When Oregon voters receive their ballots this weekend, they will confront three very different tax measures, which could have an impact on the prospects of comprehensive tax reform in the state.

The ballot measures deal with prohibiting more real estate transfer fees, phasing out the estate tax and modifying the corporate income tax kicker. Proponents of comprehensive tax reform in Oregon worry the measures could remove issues from discussion that could sweeten a broader tax measure.

So far, none of the tax ballot measures has stirred much public debate, overshadowed by the higher profile and more costly fight over two measures to allow privately owned casinos in Oregon.

The three tax measures have received spotty editorial support. Measure 79, which would place a ban on future real estate transfer fees in the Oregon Constitution, has been called overkill since there already is a statutory ban in effect. Measure 84, which phases out the estate tax, has been questioned because there already is a $1 million estate exemption. Measure 85, which redirects corporate income tax kicker rebates to K-12 schools, has been criticized because it won't automatically mean more money for education.

Local government officials seem resigned that the constitutional ban on real estate transfer fees will pass, with financial backing by the National Association of Realtors. Washington County is the only Oregon municipality with a real estate transfer fee in place. While there weren't any nascent plans to challenge the statutory ban on such fees, some local officials have suggested the tool would be appropriate for capital projects such as restoring and modernizing county courthouses.

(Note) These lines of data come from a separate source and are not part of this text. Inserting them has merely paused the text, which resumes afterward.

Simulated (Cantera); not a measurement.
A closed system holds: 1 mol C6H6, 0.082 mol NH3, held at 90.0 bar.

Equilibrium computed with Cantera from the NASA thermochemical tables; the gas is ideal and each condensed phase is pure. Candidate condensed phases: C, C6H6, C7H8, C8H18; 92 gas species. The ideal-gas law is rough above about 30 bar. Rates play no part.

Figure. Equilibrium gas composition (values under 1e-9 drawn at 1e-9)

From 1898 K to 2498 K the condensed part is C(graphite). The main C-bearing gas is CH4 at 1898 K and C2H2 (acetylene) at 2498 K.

Backers of the estate tax repeal have branded their effort as ridding the state of a "death tax" that cripples family-owned small businesses. However, the Legislative Revenue Office estimates the repeal, when fully phased in, would result in an annual tax savings of $120 million, suggesting it would have a fairly limited impact.

Opponents of Measure 84 also have identified a potential flaw, which they say could create an unintended capital gains loophole.